Tuesday, June 15, 2004
ABORTION AND THE ENGLISH LANGUAGE: Rich Lowry poses an interesting question in the National Review about why abortion advocates, excuse me, pro-choice advocates, try to avoid the word abortion whenever they can. Actually, there is nothing terribly mysterious about the reason; in Politics and the English Language George Orwell quite correctly points out that "political language -- and with variations this is true of all political parties, from Conservatives to Anarchists -- is designed to make lies sound truthful and murder respectable, and to give an appearance of solidity to pure wind." Even the late Senator Daniel Patrick Moynihan, a true blue liberal Democrat, said that partial birth abortions were too close to infanticide for him. That's because partial birth abortions are infanticide, complete with a legal fig leaf and a complete set of justifications so that no one has to actually call murder by its right name.
Monday, June 14, 2004
GOD AND THE PLEDGE: The Lord remains in the Pledge of Allegiance due to the somewhat conspicuous cowardice of the United States Supreme Court. The Lord sure does move in mysterious ways His wonders to perform.

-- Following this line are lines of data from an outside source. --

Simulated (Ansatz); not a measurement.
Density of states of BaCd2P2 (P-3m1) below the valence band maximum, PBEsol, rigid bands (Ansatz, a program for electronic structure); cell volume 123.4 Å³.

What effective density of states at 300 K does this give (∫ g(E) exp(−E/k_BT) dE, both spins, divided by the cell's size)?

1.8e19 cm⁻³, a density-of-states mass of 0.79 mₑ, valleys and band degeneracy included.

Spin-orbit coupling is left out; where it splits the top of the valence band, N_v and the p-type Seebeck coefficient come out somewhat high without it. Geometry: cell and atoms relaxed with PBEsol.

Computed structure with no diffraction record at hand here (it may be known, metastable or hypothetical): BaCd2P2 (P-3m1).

JUST WHAT IS WRONG WITH BEING a fundamentalist anyway? Kenneth Minogue answers in The New Criterion.
Wednesday, June 09, 2004
DEFENDING FEMALE CIRCUMCISION: You just know that someone on the left is going to start screaming about this sooner or later. The left, especially the radical feminists, all love to extoll the virtues of non-Western cultures over those of the paternalistic, materialistic and imperialistic West right up to the point where the noble savages do something that contradicts any of the left's pet shibboleths and then there will be hell to pay, or would be, if anyone on the left believed in hell.
Monday, June 07, 2004
CELEBRITY NEWS: I think this comes under the heading of no-brainer. I mean, really, by the time she's no longer the babe du jour more guys will have gone through her than subways through Grand Central during rush hour.
Saturday, June 05, 2004
MARXIST ON THE ROOF: Last weekend one of my co-workers went down to the city to see the new Broadway production of Fiddler on the Roof. She enjoyed mightily this depiction of pre-Revolutionary anti-Semitic Czarist oppression and has returned to our dust-laden book pile singing songs and dancing about as well as any very blonde gringa can. One of these songs is the ever-popular If I were a Rich Man, in which Tevye the dairyman and hero of the play, for those of you who missed the several thousand performances of the first Broadway run, numerous revivals, and the 1970 movie directed by Norman Jewison, sings the following,
“…all day long I’d biddy biddy bom
if I were a wealthy man…”
This leads inevitably to the question of just what is a biddy biddy bom and why is the practice limited exclusively to the wealthy? While an examination of Marx’s Das Kapital does not deal specifically with questions of biddy biddy bom, it is clear from the context Tevye provides that to biddy biddy bom properly one must control a significant portion of a society’s means of economic production, something very clearly beyond Tevye and his overworked herd of cows and goats, which he will be compelled to get rid of due to unfair competition from modern American dairies operated by gigantic multinational agribusinesses. It is clear, therefore, that to biddy biddy bom is part and parcel of the capitalist ruling class’s system of proletarian control. It is also clear that the practice itself is kept largely hidden from the workers, or at the very least kept prohibitively expensive so that the workers cannot engage in the practice, in much the same way that the poor cannot maintain stables of polo ponies, although several new polo teams are starting in some poorer sections of New York City, where, I am reliably informed, there are rats the size of ponies.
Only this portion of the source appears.